It is written with the same bravado Miller displayed as a crime reporter in New York and as an aide to the police commissioner.

Nearly all the police officers he cites in the book are described as close friends, which reflect both the book's strength and weakness. Miller and his collaborators, Michael Stone ("The Gangbusters") and Chris Mitchell ("The Crime Fighter") basically are New York police reporters who treat Sept. 11 as the biggest crime story of our time, bigger than even John Gotti.

The book's heroes, and apparently its prime sources, are former FBI agents and New York police officers whose efforts on the Joint Terrorism Task Force often were compromised by cautious supervisors and bureaucratic rivalries.

A bigger problem is a question of trust. The authors use second- or third-hand information but write about events as if they had been there. It makes for dramatic narrative but questionable accuracy.

Their sources are often vague. "According to some reports," they write or "the theory goes," without indicating whose reports or theories. They say the U.S. Capitol was the target of United Flight 93 that crashed in Pennsylvania without a hint of how they know that.

Some of their fact-checking is sloppy. New York Fire Department Chaplain Mychal Judge wasn't killed by a falling body as initially was reported and which they repeat in the book. He died of a heart attack in the World Trade Center lobby. They have 46 people aboard Flight 93. After the early confusion, authorities said there were 44.
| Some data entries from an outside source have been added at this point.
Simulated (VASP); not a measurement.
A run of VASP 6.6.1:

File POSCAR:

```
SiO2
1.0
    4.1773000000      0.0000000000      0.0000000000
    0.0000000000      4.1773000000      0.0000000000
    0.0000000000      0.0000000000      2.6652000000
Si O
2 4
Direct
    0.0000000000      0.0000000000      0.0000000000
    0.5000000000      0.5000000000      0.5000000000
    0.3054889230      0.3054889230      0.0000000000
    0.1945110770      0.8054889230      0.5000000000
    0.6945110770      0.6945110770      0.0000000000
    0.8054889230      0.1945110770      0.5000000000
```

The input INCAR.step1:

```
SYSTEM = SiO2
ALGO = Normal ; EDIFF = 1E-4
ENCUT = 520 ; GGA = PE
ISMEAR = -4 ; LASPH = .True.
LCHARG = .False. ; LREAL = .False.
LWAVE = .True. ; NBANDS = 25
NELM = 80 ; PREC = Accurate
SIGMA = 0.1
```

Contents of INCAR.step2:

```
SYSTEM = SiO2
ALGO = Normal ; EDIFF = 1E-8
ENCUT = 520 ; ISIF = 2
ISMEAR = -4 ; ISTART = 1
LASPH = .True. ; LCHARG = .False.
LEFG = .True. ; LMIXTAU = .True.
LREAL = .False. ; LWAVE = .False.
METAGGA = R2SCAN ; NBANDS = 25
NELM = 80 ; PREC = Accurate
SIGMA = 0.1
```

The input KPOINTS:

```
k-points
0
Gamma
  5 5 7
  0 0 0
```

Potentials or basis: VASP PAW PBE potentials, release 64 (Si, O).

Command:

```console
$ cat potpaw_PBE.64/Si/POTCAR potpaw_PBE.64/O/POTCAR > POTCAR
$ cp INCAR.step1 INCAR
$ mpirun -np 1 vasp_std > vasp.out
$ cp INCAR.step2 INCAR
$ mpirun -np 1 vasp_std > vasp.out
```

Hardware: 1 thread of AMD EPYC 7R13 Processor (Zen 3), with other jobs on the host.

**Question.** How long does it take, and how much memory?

Miller contributes a revealing account of his 1998 interview with Osama bin Laden, who refused to allow an immediate translation, thereby avoiding any follow-up questions. But Miller's first-person, diary-like entries about sharing the anchor desk with Peter Jennings and his reporting scoops call attention to himself, not the story.

Despite flaws, it is s a useful reminder of how terrorists targeted the United States long before Sept. 11. It asks the tough questions, even if its answers seem simplistic.